They Might Have Burned The Marble Into Lime
Without Going So Far As Mozambique.
There are about thirty European houses;
the rest are native, and of wattle and daub.
A wall about ten feet high
is intended to inclose the village, but most of the native inhabitants
prefer to live on different spots outside. There are about
twelve hundred huts in all, which with European households
would give a population of about four thousand five hundred souls.
Only a small proportion of these, however, live on the spot;
the majority are engaged in agricultural operations in the adjacent country.
Generally there are not more than two thousand people resident,
for, compared with what it was, Tete is now a ruin. The number of Portuguese
is very small; if we exclude the military, it is under twenty.
Lately, however, one hundred and five soldiers were sent from Portugal
to Senna, where in one year twenty-five were cut off by fever.

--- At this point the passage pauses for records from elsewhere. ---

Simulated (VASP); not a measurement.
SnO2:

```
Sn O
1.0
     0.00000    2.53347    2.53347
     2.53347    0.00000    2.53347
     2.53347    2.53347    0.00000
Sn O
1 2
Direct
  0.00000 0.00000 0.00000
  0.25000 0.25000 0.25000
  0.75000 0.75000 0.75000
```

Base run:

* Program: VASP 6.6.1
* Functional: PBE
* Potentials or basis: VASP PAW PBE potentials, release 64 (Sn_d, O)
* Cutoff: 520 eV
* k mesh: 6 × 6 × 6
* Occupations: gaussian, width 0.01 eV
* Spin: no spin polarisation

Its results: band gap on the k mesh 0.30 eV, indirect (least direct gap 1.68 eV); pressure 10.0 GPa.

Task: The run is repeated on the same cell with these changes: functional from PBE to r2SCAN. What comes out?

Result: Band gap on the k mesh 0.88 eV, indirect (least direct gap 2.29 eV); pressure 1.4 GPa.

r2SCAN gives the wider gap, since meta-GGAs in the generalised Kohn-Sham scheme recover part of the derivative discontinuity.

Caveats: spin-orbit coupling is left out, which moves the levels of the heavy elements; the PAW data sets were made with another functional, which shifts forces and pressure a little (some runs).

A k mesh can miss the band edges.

They were then removed to Tete, and here they enjoy much better health,
though, from the abundance of spirits distilled from various plants,
wild fruits, and grain, in which pernicious beverage they largely indulge,
besides partaking chiefly of unwholesome native food, better health
could scarcely have been expected. The natives here understand
the method of distillation by means of gun-barrels, and a succession
of earthen pots filled with water to keep them cool. The general report
of the fever here is that, while at Kilimane the fever is continuous,
at Tete a man recovers in about three days.